Apple's (AAPL 1.62%) post-earnings sell-off was no surprise. For the first time in 13 years, revenue contracted, with iPhone sales falling sharply. However, lost in the chatter was the key to what could be renewed growth down the road: The company's services segment grew 20% to $6 billion in sales in the quarter, as CEO Tim Cook touted the "incredible strength of the Apple ecosystem and our growing base of over 1 billion active devices." 

What are services?
While Apple's product segments are generally straightforward, consisting of the iPhone, iPad, Mac, and "other products," services are a little more cryptic. The category includes steady earners such as Apple Pay, Apple Music, App store sales, subscriptions, and others. Essentially, they're all the sales Apple makes without selling an actual device. That's why Cook insists that the company's ecosystem of more than 1 billion active devices is so valuable. 

Contributing to recent growth in services was a 35% jump in App Store revenue, and the growth of Apple Music to 13 million subscribers. Cook also noted the performance of Apple Pay, saying transactions have increased by five times over the past year and that the services segment is attracting 1 million new users a week, though CFO Luca Maestri said Apple Pay's contribution is not yet meaningful to the company's overall performance.

Most importantly, perhaps, growth in services is accelerating. Sales in the category increased 10% last year, 15% in the first fiscal quarter, and now 20% in the most recent one. That kind of acceleration would be cause for investor celebration had it not been for the overall decline in the company's performance.

Services > Devices
Apple struck gold with the iPhone, but it was inevitable that sales would decline eventually. It's possible that the iPhone 7 will break through the way the iPhone 6 did, but the smartphone is going to reach a saturation point sooner or later, and it appears to be coming sooner. According to research firms Gartner and IDC, smartphone unit sales essentially flat-lined last quarter, growing only 0.2%, and  Apple's biggest rival, Samsung, also recently reported a drop in smartphone sales. 

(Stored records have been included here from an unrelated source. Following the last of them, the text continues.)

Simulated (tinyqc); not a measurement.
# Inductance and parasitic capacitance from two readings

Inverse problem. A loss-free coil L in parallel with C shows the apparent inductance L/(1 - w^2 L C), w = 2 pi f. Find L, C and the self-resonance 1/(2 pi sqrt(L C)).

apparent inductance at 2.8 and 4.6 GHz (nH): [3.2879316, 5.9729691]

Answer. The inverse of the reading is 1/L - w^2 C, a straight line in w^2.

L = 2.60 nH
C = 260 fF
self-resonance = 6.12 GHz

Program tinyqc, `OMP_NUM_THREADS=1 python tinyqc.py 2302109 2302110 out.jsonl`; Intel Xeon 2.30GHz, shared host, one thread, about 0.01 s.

This is where the power of services comes in. They provide a consistent revenue stream from Apple's installed base of over 1 billion devices. Services are the blade to the iPhone's razor, and like the razor blade, Apple's services carry significantly higher margins than its devices do. CFO Maestri would not provide a number on the recent call, but said that "it's very clear that [the profitability] is significantly higher than company average." Apple's gross margin hovers around 40%, meaning the contribution from last quarter's services segment is probably somewhere between $3 billion and $4 billion, or a gross margin between 50% and 67%.

Apple vs. tech
With a P/E of 10 and a net cash hoard of $150 billion, Apple is being valued as a no-growth company. The potential of the services segment is essentially being ignored. Compared with some of its peers, that seems like a mistake.

When (AMZN 3.15%) broke out earnings at its cloud-computing division, AWS, revealing a surprisingly profitable and fast-growing segment, the market started doing backflips. In its most recent quarter, AWS posted $2.6 billion in revenue and $716 million in operating profit, impressive numbers but still less than half of what Apple's services delivered. AWS's surprising growth and profitability are the main reasons Amazon's market cap has ballooned to more than $300 billion, not so far behind Apple's $510 billion. A similar comparison can be made with Facebook (META -0.76%), whose market cap exceeds $330 billion, yet the company's entire revenue was just $5.38 billion last quarter, less than sales from Apple's services segment.

If services can deliver the type of growth that investors expect from AWS and Facebook over the long run, Apple investors will be rewarded handsomely, but investor attention isn't on services now, and justifiably so. iPhone sales growth is in the gutter, and that device makes up two-thirds of the company's revenue. Over the near term, Apple stock will go wherever the iPhone goes. The company needs to stabilize iPhone sales if not return them to growth, but down the road services could be the big winner. At its current growth rate, the category would reach $50 billion in sales by 2020, delivering a gross profit of at least $25 billion, based on the aforementioned margin range. With that kind of potential, the market won't be able to ignore Apple services for much longer.